Facing unreasonable requests

Over on ServerFault we had a question become rather hot lately. The key part:

We received an interesting "requirement" from a client today.

They want 100% uptime with off site fail over on a web application. From our web apps viewpoint, this isn't an issue. It was designed to be able to scale out across multiple database servers etc.

However, from a networking issue I just can't seem to figure out how to make it work.
100% uptime? Anyone who has been in this business for a while knows that 100% either doesn't exist, or only exists when examining small timescales. Our eDiscovery hosting platform had 100% uptime... for September. For the quarter? No, we had a well announced major outage in August while we relocated some servers to a new rack and performed network-backbone upgrades.

As it happens we faced a similar requirement from a potential client a while back. They demanded a full refund of that month's fees if the service was unavailable to their people at any time when someone tried to use it. Personally, I wasn't directly involved in these negotiations, I saw that as a nice opening offer in a negotiation rather than an ultimatum. Unless you've got boilerplate service-contract language they're trying to amend, I believe 'initial position' is the best way to frame these sorts of "requirements".

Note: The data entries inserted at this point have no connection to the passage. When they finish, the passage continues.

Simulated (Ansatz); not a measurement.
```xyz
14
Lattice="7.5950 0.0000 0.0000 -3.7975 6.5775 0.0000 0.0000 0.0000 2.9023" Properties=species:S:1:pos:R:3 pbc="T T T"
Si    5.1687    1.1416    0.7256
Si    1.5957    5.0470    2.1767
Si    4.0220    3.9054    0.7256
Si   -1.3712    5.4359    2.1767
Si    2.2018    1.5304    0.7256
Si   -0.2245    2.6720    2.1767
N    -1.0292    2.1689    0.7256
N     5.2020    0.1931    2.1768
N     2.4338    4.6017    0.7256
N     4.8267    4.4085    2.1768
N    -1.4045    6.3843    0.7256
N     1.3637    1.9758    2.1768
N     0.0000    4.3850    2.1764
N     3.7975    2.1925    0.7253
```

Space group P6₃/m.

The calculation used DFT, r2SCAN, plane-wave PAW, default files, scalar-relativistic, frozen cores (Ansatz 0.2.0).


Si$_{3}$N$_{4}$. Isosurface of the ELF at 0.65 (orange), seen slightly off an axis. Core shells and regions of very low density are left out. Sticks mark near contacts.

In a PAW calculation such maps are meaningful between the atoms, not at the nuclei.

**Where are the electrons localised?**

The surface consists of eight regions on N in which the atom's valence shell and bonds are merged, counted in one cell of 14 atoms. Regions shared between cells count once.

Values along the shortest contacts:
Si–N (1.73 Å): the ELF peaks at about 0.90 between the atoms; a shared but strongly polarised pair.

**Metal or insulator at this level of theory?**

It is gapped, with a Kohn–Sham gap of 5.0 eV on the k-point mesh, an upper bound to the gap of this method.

This particular client had scoped their 100% uptime, single month, had provided service metrics, if they ever notice it is down, as well as a penalty, we don't get paid. Clearly they had thought this out. I personally wanted to know what they thought of planned and announced service outages, and eventually the response came back as "same as unplanned". Ok, that's an initial position.

At that point we could:

  • Dicker about the scale of the penalty (pro-rate for any hour/day/week an outage is noticed?)
  • Dicker about planned outages that they can clearly work around?
  • Dicker about using a third party to assess downtime rather than be purely defined by the client?
  • Dicker about downtime attributable to forces beyond our control (such as something screwy happening route-wise in the Internet core, as has happened a few times, or their own firewall going fritzy)?
Uptime requirements from paying customers is nothing new, but it's also the kind of thing that can show up in internal SLA negotiations for large organizations. As State budgets continue to shrink IT charge-back schemes are becoming more and more common in areas that previously didn't have them, so these kinds of demands can arise from internal customers just as often.

The best defense is to have downtime concerns addressed in your boilerplate service contract, much like Amazon does. If an entity wants special treatment, they can work to have a special contract written up but that's a lot of pushing boulders up-hill so only the specialest of snowflakes do this kind of thing. But if you don't have boiler-plate, be prepared to dicker over their initial position.